Verendrye, North Dakota

Watch Verendrye Age Forty Years

Yesterday, Steve Lee sent us some photos of flooding in Verendrye, North Dakota. They were taken by his father during the Mouse (Souris) River floods “sometime in the mid to late forties.”

My father, Howard Lee, took these photos.  He grew up on his grandfather’s (Herbrand Lee) farm, 2 or 3 miles northeast of Verendrye. Herbrand Lee homesteaded in the area. 

Today, Steve sent us another photo with the following note:

I just noticed, on Google Earth, that this structure is no longer standing. With that in mind, here is a photo of that storefront from about 1983. It was taken with a 4×5 Crown Graphic. I was trying to emulate the same angle as my father’s photo.
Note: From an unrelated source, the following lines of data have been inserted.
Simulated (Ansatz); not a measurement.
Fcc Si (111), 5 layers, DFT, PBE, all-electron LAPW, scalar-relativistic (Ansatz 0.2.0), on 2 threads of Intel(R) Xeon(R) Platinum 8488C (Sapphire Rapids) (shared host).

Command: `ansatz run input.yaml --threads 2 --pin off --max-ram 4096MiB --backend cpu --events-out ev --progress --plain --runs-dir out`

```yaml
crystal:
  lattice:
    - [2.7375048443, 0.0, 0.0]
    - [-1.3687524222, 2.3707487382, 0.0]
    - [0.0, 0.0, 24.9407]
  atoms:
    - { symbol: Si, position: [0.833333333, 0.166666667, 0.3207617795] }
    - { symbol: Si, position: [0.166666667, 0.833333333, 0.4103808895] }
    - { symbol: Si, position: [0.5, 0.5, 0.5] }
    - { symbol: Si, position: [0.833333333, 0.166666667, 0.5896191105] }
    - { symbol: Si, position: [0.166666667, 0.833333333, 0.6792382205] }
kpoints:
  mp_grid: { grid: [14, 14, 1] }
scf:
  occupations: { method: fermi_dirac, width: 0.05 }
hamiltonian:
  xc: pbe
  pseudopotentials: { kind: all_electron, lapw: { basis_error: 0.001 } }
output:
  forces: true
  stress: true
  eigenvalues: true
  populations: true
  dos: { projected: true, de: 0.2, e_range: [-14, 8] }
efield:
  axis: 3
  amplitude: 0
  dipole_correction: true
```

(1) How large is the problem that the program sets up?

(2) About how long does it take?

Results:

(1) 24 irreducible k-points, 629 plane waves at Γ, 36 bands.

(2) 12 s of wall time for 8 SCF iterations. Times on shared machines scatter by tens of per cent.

With that we have two images of the same place, separated by a generation, captured by a father and son with deep family roots in North Dakota.  We put the two photos together in an animation.  Watch as the General Store in Verendrye ages nearly 40 years:

Verendrye Ages 40 Years

Like these animations?

See also: Omemee: Now and Then
See also: Heaton: Six Years Later
See also: Lincoln Valley, North Dakota 

Photos by Howard and Steven Lee
Animation by Troy Larson
Original content copyright Sonic Tremor Media LLC

Comments
6 Responses to “Watch Verendrye Age Forty Years”
  1. Debra says:

    Love the animations as much as I love this site. I wish all these towns could be preserved with new families to live good lives.
    But as the land is bought either privately or the state/county gets it unfortunately because of today’s liability the unstable buildings would need to come down.
    Keep the pictures coming!

    • Lynn Mickelson says:

      WOW!!! What a difference time makes! Makes me wonder what all these people did after these photos were taken. I wonder if there is anyone alive today who remembers when this big ol’ “DUCK” came rolling in to town. I absolutely LOVE this web site and spend quite a bit of time here. It is so very interesting to read about the history and how these communities slowly died away. The site, photos and history of Omemee made me so very depressed…more than any other community that I have read about here. The photos of a once vibrant and sizeable town, the several houses and business enterprises that existed and to see all the people on the train depot platform……to what is left today. In all reality, this must have declined very rapidly since we are not talking anywhere near 100 years time span. Depressing…but very interesting and a big “Thank You” to all of you to keep these memories alive.

      Lynn Mickelson

  2. John Burgum says:

    Love this pic – thanks for posting this. I lived in Towner from 1966 through 1968, aged 4-7 (trust me, the math works), and I remember my first favorite home town so well. BTW – we called it the Mouse. Only Canadians and TV anchors from Minot called it the “Souris”.

    NoDak4EVR

  3. Dave D says:

    I’m from the Mohall area and we also only ever called it the Mouse River as well (mainly due to the park west of town).

  4. Kandie says:

    There is nothing I enjoy more on my drives around the state than seeing old farm houses or abandoned towns and imagining who lived there and what they were like when they were “alive.” I appreciate so much the folks who take these old beauties and restore them and give them another chance at life. The next best thing is to photograph them so they are never forgotten…thank you for your part in that.

  5. Doc says:

    I attended the Falsen Public School in Verendrye through 5th grade. Florence Lokken was my 1-4 grade teacher and Loretta Larson was my 5th grade teacher. Roy and Millie Howe ran the Corner Store, which had groceries and a gas pump out front. Roy also had “Roy’s Bar” next to the grocery store. H. T. Blackstead owned the Minneapolis Moline farm equipment dealership, next to the bar. Next, to the north was the dance hall and then the hotel, ran by Albert and Susie Lee. Don Smith was the depot manager, where we hauled our cream cans, for shipment to Minot via the “dinky”, (train)! Blackstead also ran the grain elevator. Other residents were Frank “Pop” Shaw, Harry Wolhowe, Gust and Helen Wolhowe and Mulma. Charles Parks and his wife ran the Post Office and rural delivery. I drank my first beer (pony bottle of Miller) in Roy’s bar when I was 6 years old. Roy gave it to me for helping him deliver a drink to Leonard Keller. My father was with me, to make sure I drove home okay. Good memories!